The Pilgrim: Travel the World at a Corner Resto
Christa De La Cruz | May 26, 2015
Food says a lot about the society from which it came from. Ingredients, preparation, and even plating play a role in defining borders and, sometimes, even merging differences.
The Pilgim, a four-month-old restaurant in Quezon City's major food hub, recognizes this anthropological linkage with the tagline "Dine, Travel, and Explore."
"Pilgrims travel a lot, share a lot of things," said chef and owner Dennis Tan when asked about the name. His vision for the restaurant is to become a hub where people can share their experiences, recommend dishes to try, brainstorm on places to explore, meet fellow travellers, and learn various cultures.

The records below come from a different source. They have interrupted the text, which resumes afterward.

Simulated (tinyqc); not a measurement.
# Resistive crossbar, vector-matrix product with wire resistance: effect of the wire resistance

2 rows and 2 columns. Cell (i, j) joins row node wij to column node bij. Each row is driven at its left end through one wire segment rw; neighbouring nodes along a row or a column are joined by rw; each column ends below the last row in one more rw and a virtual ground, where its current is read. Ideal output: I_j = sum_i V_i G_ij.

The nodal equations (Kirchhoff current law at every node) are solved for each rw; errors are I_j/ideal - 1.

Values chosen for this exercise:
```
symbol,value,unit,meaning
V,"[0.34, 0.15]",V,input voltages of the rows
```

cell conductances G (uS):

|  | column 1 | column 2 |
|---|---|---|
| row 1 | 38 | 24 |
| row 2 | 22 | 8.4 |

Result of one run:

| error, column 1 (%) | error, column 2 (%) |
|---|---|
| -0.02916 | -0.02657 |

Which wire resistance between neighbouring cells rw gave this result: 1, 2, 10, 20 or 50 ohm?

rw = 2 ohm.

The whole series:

Chef Tan himself was trained in various countries and he wanted to share this travel and food know-how through The Pilgrim.
Laidback in the City
Maginhawa St., lying in the outskirts of Metro Manila's busiest city, seems to have its distinct ambiance—a mellow spot where friends have great conversations over a good meal. This gives a much-needed breather for the chef who grew up in fast-paced Makati.
Upon arriving there, one can easily see the small and narrow space in both the al fresco and inside dining. It can fit 25-30 people once the tables are moved around to accommodate more. "They're all VIP because they travel to get here," says the chef who understands the arduous travel to the city up north.
West & Southeast on Philippine Soil
The Pilgrim put the "Baby Back Ribs by Mr. T with Homemade BBQ Sauce" at its menu's forefront. Without going overboard in presentation, the meat undergoes a long preparation time and four-step process—smoking, boiling, putting in the oven, and grilling. It's no wonder that the baby back ribs is the top pick at the restaurant. With its sweet sauce and tender meat, one may even ask for a second plate.
The menu is a mix of Western and Indo-China cuisine. Chef, however, emphasizes that these are not fusion dishes. Most are made from scratch, even the dressing, and all ingredients are locally-produced.
The following dishes are just some of the most-wanted on their menu:
Perfect for capping off a tiresome day in the city, their concoction of fruit shakes has interesting names:
- Sublime - watermelon, cucumber, lime
- Rejuvenate - green mango, coconut, mint
- The Cure - mango, papaya, wheatgrass, lime
- Rehydrate - watermelon, mango
- Stabilizer - mango, carrot, mint
- Revitalize - coconut, wheat grass, lime, mint
- Rehabilitate - watermelon, lychee, wheatgrass.
Chef Tan shares that his cooking philosophy is "I do it by heart." When one has traveled the world, the next best thing to do is share that to others—through food.